The Hurt Locker “is the best overall film Kathryn Bigelow has ever made,” says HitFlix’s Drew McWeeny, “and it manages to fit neatly into the voice she’s already established as a filmmaker while hopefully also opening new doors for her as well. It’s basically about three volatile personalities put into some very tight quarters, and [then sent] into life-or-death situations over and over and over. And that’s pretty much it

“And I’m not being dismissive or reductive, either. I think the film works really well precisely because they don’t try to build up some phony narrative arc to hang the whole thing on. The film is very slice-of-life, very observational. And that’s precisely why it plays into Bigelow’s strengths. When you look at Point Break or, more directly, Strange Days, she’s very good at dropping the viewer right into the middle of an action sequence. Experiential action is hard to pull off, and I’m convinced that most of the shaky-cam stuff that gets released is someone’s attempt to do the same thing.

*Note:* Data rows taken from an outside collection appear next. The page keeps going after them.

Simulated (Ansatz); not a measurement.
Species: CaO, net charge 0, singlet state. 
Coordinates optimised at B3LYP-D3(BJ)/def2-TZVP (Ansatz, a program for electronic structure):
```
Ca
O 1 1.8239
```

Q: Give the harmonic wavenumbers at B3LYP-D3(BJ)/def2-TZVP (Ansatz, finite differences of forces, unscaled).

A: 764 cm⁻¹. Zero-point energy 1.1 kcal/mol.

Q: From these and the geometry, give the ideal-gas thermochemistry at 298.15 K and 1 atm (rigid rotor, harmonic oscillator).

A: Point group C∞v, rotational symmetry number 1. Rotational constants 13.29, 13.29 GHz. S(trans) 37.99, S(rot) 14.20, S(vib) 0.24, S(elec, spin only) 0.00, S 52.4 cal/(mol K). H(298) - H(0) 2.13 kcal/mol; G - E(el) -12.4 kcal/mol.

But The Hurt Locker delivers on a level that’s “about more than just handheld camerawork,” he says. “Instead, it’s about hooking the viewer in a way that synchs their pulse to the pulse of the scene, that causes real adrenaline spikes in the audience. Bigelow’s a strong enough filmmaker at this point that she exerts absolute control in sequence after sequence. And she never falls back on the standard devices of tension like a bomb counter-ticking down to zero or the red wire/green wire nonsense.

“These characters are professionals, great at what they do, and the tension comes from the fact that the bomb-makers are also pretty damn good at what they do. Each fresh challenge is a puzzle to be solved, and Jeremy Renner‘s Sgt. James thrives on the idea that he is the one person suited to do the work. And like any junkie, he has to push himself further and further to get the same high as the film progresses, to the point where he’s putting everyone else in harm’s way, and that escalation is what drives the film’s forward momentum.”